Care home operators are obliged to maintain the highest care standards and the Care Quality Commission (CQC), England’s social care regulator, monitors, inspects and rates care home services and can de-register care homes when standards are not met. Lancet research shows that most de-registrations are made voluntarily, although there is a significant minority (around 16% of 377 closures in 2023) which de-registers due to CQC action.
Whether closures are voluntary or not, the UK faces a well-documented supply shortfall with care home de-registrations continuing to outstrip new registrations in recent years. Knight Frank research estimates that net care home supply grew by just 86 beds in 2024.
It’s clear that this combination of increasing demand through demographic growth and an ongoing reduction in supply provides a compelling growth proposition for investors in the UK care home market. The arrival at scale of investors such as Welltower™ Inc. (NYSE:WELL) clearly supports this. However, while the case might look clear-cut, we continue to see investors grappling with the reputational risks of a potential care home investment, whether these relate to a care home closure, staffing issues, or regulatory censure.
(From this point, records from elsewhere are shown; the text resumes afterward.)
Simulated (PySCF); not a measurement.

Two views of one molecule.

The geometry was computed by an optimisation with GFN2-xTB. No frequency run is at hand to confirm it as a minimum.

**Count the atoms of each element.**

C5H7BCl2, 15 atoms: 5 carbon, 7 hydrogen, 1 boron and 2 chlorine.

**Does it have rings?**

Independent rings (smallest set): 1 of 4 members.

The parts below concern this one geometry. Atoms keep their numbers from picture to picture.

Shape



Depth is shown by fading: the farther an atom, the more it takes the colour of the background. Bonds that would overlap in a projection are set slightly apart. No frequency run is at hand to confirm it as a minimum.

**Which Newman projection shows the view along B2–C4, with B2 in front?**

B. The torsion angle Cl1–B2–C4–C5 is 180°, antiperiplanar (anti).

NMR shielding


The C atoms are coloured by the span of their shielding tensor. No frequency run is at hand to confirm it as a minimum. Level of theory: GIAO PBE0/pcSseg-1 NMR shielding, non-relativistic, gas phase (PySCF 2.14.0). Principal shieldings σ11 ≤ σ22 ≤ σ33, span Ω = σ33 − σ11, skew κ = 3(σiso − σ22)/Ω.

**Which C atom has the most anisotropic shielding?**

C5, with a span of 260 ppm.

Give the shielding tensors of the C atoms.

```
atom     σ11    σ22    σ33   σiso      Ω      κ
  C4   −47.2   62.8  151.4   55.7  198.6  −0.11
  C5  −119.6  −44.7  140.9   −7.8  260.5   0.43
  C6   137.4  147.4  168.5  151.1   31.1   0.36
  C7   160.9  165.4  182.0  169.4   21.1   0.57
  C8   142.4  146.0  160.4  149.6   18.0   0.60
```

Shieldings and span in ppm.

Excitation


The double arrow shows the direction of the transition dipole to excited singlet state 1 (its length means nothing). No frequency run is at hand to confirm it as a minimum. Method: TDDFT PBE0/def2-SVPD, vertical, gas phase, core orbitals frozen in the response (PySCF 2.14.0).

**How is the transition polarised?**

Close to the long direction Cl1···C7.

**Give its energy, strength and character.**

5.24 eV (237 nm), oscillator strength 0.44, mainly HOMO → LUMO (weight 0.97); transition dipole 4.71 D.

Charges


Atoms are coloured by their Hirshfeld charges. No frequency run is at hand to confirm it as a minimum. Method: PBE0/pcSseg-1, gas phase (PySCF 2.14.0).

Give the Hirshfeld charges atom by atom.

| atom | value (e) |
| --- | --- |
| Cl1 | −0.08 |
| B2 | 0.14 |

Many investors are rightly concerned that if one of their care homes fails, then the reputational consequences of putting elderly and vulnerable residents through the stress of finding alternative accommodation can be a bridge too far.
But investors should examine the reasons why care homes do actually close. It is rarely a sudden shock and reasons for failure usually reflect structural issues. Almost all care homes that do de-register (whether voluntarily or otherwise) are no longer fit for purpose.
This shouldn’t come as a surprise - JLL research estimates that two-thirds of existing stock was built before 2000. And around half of this stock was not purpose-built and was typically converted from other uses (often schools, hotels or houses), meaning they were arguably never truly fit for purpose and certainly not future proofed to meet current operational and ESG standards.
Maintaining the highest care standards in adapted facilities as they become obsolete is difficult, costly and operationally inefficient. Operating profit margins become squeezed as increased operational expenses such as energy costs, national minimum wage increases and rises in national insurance cannot be passed on easily to residents. The situation is compounded by older care homes run by smaller, sub-scale independent operators who may not be sufficiently capitalised to make the necessary investment.
Conversely, it would be very rare for a new purpose-built care home developed, constructed and operated by seasoned market players to close shortly after opening its doors or even during the fill-up period. As specialist debt investors funding the construction of new-build care homes, we look closely at the track record of the counterparties we are working with, consider in detail the demand dynamics of the local area and take into account how well the care home adapts to its local market.
Accordingly, we see the risk of an involuntary CQC de-registration and any associated negative reputational consequences as being particularly well mitigated and, as such, very low indeed.